Veteran Kevin Phillips’ double late strike here on Sunday put a dampener on Wolves manager Mick McCarthy’s 51st birthday celebrations as Birmingham City came from behind to win 2-1.
Ironically Phillips may have been allowed to leave the club on loan for the remainder of the season, if Birmingham manager Alex McLeish had been successful in securing the services of Roman Pavlyuchenko in the January transfer window and the Scot’s frustration and missing the Russian on transfer deadline day proved to be a blessing in disguise.
Phillips had not even appeared at this level for over two months, but he spared Birmingham their first home defeat since last December with a brilliant second half cameo that indicated he has lost none of his goalscoring instincts, even if his 35-year-old legs can no longer carry him through an entire Premier League game.

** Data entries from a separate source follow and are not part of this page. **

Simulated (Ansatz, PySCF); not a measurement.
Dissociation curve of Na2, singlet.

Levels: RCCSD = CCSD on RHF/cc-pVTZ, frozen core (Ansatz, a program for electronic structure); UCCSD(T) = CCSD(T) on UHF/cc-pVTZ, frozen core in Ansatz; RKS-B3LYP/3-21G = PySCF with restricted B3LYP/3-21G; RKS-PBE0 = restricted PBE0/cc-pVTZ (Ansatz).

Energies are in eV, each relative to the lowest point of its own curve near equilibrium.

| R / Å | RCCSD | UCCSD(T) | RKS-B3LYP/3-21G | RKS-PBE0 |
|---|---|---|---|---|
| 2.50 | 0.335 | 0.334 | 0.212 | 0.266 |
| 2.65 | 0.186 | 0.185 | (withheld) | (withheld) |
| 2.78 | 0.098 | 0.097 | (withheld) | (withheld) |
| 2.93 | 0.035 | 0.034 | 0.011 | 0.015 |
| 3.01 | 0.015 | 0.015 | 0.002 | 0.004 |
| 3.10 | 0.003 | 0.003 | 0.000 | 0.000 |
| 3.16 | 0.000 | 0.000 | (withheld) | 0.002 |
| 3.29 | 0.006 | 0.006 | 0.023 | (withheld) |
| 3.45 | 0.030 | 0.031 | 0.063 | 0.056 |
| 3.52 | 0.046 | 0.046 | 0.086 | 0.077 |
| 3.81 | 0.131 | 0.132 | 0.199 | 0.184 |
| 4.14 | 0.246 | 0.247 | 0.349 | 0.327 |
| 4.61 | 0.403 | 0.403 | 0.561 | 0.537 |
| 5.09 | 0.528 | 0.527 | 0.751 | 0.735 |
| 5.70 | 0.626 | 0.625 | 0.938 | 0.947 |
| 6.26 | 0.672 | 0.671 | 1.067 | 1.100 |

The former England striker single-handedly deprived Wolves of a crack at the Premier League in 2006-07 with four goals in as many appearances including both play-off semi-final games in that Championship season and he was the scourge of McCarthy’s team again.
The 35-year-old was only introduced as a 63rd minute substitute with Alex McLeish’s side trailing to Kevin Doyle’s sixth goal of the season, but two goals in six minutes turned the game on its head.
Phillips still has the glorious knack of being in the right place at the right time and rounded off a movement involving fellow substitutes Keith Fahey and Craig Gardner 11 minutes from time with a close range volley to defeat Marcus Hahnemann to give McLeish some reward from a game Birmingham barely looked capable of winning.
If that was not enough of an unwanted birthday present for McCarthy five minutes from time Phillips chested down Stephen Carr’s cross before sending a searing volley beyond Hahnemann to leave Wolves deeper in relegation trouble.
Until Phillips arrival a Birmingham victory seemed fanciful and a rare defeat appeared in the offing.
Birmingham’s miserly defensive record has been one of the chief reasons for their impressive surge into the top half of the table, but for once it failed them to give Wolves a fortuitous advantage three minutes before the interval and cost them for missing earlier chances of their own.
Cameron Jerome should have scored with a header from inside the six-yard box, whatever the merits of Michael Mancienne’s intervention, while Christian Benitez and Scott Dann experienced the frustration of near misses from set pieces.
It was not exactly against the run of play, as Wolves had had opportunities of their own, most notably Ronald Zubar heading Matt Jarvis’s free-kick wide from two-yards, when Birmingham were forced to concede only the ninth goal against them at St Andrew’s, albeit with a hint of misfortune.
Another Jarvis delivery from the width of the left, after Karl Henry’s astute pass, struck the heel of Roger Johnson, wrong-footed Joe Hart, bounced off the foot of the post and Doyle’s awareness and reaction time was faster than anyone else’s.